The drama for the second division began on scratch day, when Huntsville’s full-brother Wild Bill, an All-Stars winner at Pocono, was dropped in by trainer Ray Schnittker, putting down Tim Tetrick, who drives star three-year-old Huntsville for him (and also drove Wild Bill at Pocono). Takter’s impressive Nutcracker Sweet, who won in 1:52 – :26 at The Meadowlands in his betting bow, also got into this division. And Takter also named Tetrick, who had driven Nutcracker Sweet – a full-broker to Bettor Sweet ($2.78 million) and a half-brother to Sweet Lou ($3.48 million) – in his first start.

Tetrick picked Nutcracker Sweet over Wild Bill.

“Ray’s been so good to me, Huntsville and all the others — I hated to do that. I thought about it a lot,” Tetrick said. “But I thought that Jimmy’s colt showed me a little more, so I took him. It was just a professional decision, and it’s understood you go with whom you think is best.”

And as sometimes happens, even to the best of them (like Tetrick), you go the wrong way – as Wild Bill came a long way first-over to be an easy winner in 1:52.3 with Scott Zeron in the bike.

There were a host of leavers inside the 4-5 favorite Nutcracker Sweet, who went up gradually past the :27.1 quarter and made the lead going to the 3/8ths, hitting the half in a mild :56.3. Wild Bill was not one of the leavers, but he was flying uncovered from sixth down the backstretch, putting a neck up at the 1:24.4 ¾-pole after trotting his personal third split in :27 raw.
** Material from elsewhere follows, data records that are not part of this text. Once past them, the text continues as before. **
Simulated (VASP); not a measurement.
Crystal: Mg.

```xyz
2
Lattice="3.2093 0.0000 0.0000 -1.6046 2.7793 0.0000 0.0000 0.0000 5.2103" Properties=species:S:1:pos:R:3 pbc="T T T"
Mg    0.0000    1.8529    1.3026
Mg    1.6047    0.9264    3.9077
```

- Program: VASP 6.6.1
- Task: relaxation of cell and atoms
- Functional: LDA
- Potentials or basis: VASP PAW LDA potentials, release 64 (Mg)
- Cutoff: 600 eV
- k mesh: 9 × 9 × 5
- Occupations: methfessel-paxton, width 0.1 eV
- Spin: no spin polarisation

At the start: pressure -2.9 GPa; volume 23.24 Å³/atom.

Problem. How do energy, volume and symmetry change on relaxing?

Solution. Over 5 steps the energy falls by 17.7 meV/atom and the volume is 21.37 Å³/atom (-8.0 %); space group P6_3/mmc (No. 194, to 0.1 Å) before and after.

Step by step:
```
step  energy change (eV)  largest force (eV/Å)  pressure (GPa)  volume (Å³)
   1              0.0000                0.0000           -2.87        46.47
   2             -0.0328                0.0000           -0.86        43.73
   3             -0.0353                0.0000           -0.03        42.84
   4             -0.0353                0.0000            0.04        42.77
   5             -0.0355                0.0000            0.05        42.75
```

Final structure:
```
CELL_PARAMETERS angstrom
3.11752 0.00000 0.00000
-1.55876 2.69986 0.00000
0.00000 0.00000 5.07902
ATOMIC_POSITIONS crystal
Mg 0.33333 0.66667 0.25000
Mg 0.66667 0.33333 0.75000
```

“My horse felt great,” said Zeron. “I saw that Tim’s colt was a little bumpy on the turns, so I went at him with high speed nearing the final turn, and mine was able to go right by. He is such an easy horse to drive.”

The Somebeachsomewhere—Wild West Show colt finished out his mile strongly, winning by 1¾ lengths over a game, if beaten, Nutcracker Sweet (“I don’t think he handled the surface well – I think he might need some borium for a surface like this,” Takter noted after the race). Hayden Hanover, who had pushed the favorite early, stayed on for third, a neck ahead of Venier Hanover, the Pennsylvania fair sensation, who did well his first start against the big boys.

Wild Bill, sent off at 6-5, added this Sires win to his All-Stars victory to keep his record unblemished. He lowered his mark by 3/5ths of a second for owner Schnittker, who also bred the colt with his late partner Charles Iannazzo.

About the circumstances in his getting the drive, Zeron said, “Ray (Schnittker) just asked me that if Tim booked off this horse, would I drive him, and I said fine. And this was a great experience. If it was just a one-time drive, I won a race with a very nice colt. And we’ll just see about the future.”

The pendulum swung the other way for Tetrick just over an hour later – and trainer Brian Brown may have gained the very early 2018 Jug favorite in addition to 2017’s Fear The Dragon – when the Well Said—Dagnabit Hanover colt Done Well indeed “done well,” streaked home in a 1:51.2 laugher, “with the earplugs still in” as Tetrick noted.

No Easy Day and Karpathian Kid argued for early command, with the former getting the top by the :26.4 quarter, with second choice Decoy tucking third and favored Done Well fourth. In front of the stands, David Miller and Decoy made a quick brush to the top, reaching the half in a relatively mild :55.4, with Done Well taking up the first-over charge at that point.

The two were not separated by much as they passed the ¾-pole in 1:23.3, but it was easy to see that Tetrick still had a handful of horse, and the pair gained control on the turn and drew off in the lane, tallying as easily as you please while lowering the season’s record by a second and missing the track record of Rock N Roll Heaven (set two months to the day earlier in the calendar year, a long time for developing babies) by only 4/5ths of a second.

Done Well, owned by the partnership of James Stambaugh, Wingfield Brothers, Milton Leeman, and Alan Keith, was a 3¼ length winner over Karpathian Kid, who escaped a shuffle to be along for the deuce; he in turn was 2¼ lengths ahead of Decoy.

“He’s a very nice colt,” said Tetrick after the race, while trainer Brown said that Done Well, “has been a great colt from day one. He broke well, he’s great-gaited, and he’s raced well in every start, with this being the best one.” Brown also revealed that Tetrick got the drive on this colt “because David Miller, whom I usually use, was at Goshen the day this colt was in at Pocono, and I asked Tim to drive him. We’ll see what happens – we’ll use Tim until he might decide to book elsewhere, and then we’ll see.”

So, off finish time and ease of victory, Ray Schnittker and Brian Brown appear to be the trainers in the best position for success in the two-year-old colt pace division – just as they were last year, and just as they are with the three-year-olds this season.

As the noted philosopher Lawrence T. (Yogi) Berra said, “It’s déjà vu all over again.” But we’ll be keeping an eye on who will be filling the sulky seat behind all these promising colts.